Thousands of Austin students are participating in a unique “academic service learning” program at school through A Legacy of Giving, a local nonprofit that empowers children through philanthropy education and youth philanthropy programs to become more engaged in improving their communities and world. This semester the focus is on global access to clean water.
Up to 300 students at each of the 33 schools, usually whole grade levels as young as 3rd grade, are designated as leaders and are taken through 5 steps:
1. Step 1 – Learning. Multi-media assemblies are held to teach as much as possible about the social issue. Content is aligned with the TEKs. For instance, middle school students learn about President Lyndon B. Johnson’s and Senator Kay Bailey Hutchison’s activism around clean water in the United States. Students of all ages learn that a person in a developing country walks an average of 3.7 miles in one direction to get clean water. Students learn about the impact of that daily trip, such as the inability for children to attend school and the deformities that result from carrying buckets of water for long distances. They learn the dream of the Austin-based Gazelle Foundation and its founder, Gilbert Tuhabonye, who survived holocaust in his home country of Burundi to become a running champion in the United States and Austin, Texas. Students learn why he wants to bring clean water to people in the Songa region of Burundi and how, with their help, that dream can be realized through the building of a $35,000 water system.
2. Step 2 – Internalizing. As a follow-up to the academic assembly, teachers guide students through an exercise developed by A Legacy of Giving to “make it your own.” This semester that means generating commitment and creativity around ways to raise funds for the water system in addition to the “Walk for the Water” event, which brings students from all 33 schools together (see #4).
3. Step 3 – Advocating. Using PowerPoint presentations developed by Legacy, teachers teach student leaders about advocacy and famous advocates, past and present, around a variety of issues, including clean water. Student leaders also receive philanthropy business cards to support their advocacy work. Students and their sponsors are able to use a website for processing donations.
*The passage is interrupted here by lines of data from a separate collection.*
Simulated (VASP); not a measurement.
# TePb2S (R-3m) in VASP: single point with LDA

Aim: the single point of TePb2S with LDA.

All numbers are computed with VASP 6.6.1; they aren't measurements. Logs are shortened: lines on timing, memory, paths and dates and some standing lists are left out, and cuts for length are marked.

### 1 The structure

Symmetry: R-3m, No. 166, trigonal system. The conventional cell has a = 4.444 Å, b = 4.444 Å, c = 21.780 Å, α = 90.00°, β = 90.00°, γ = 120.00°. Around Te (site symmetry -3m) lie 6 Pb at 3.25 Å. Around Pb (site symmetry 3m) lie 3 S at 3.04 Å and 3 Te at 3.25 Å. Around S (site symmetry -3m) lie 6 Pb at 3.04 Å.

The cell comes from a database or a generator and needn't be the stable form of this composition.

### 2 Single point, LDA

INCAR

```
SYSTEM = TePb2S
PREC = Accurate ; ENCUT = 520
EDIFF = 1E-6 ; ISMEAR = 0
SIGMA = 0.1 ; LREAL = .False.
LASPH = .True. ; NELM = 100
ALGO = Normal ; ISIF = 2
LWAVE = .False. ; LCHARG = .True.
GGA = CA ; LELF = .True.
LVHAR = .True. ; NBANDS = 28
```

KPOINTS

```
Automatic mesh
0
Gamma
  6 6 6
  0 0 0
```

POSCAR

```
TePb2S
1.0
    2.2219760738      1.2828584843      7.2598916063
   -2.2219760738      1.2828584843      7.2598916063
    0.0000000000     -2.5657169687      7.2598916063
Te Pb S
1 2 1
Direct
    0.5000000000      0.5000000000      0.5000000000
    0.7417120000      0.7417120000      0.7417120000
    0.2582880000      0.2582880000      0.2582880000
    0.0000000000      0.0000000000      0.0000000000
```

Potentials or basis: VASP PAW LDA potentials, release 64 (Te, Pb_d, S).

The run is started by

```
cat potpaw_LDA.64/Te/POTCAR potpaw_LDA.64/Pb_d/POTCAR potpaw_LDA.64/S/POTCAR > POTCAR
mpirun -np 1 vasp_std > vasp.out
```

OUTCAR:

4. Step 4 – Act. All 33 schools participate in a Day of Service. This semester, that day is an event called “Walk for the Water” on April 28, 8:30 AM-noon at the Tony Burger Center. Students share the burden of carrying a bucket of water on a 3.7-mile course, and enroll people in their community to pledge a donation for their student completing the walk. The Walk for the Water event will also feature a replica of a water system to help students and the community visualize what their money will do.
5. Step 5 – Reflect. After the Walk for the Water event concludes the fundraising, teachers guide students through a reflection activity to discuss what worked well and what could have worked better and how.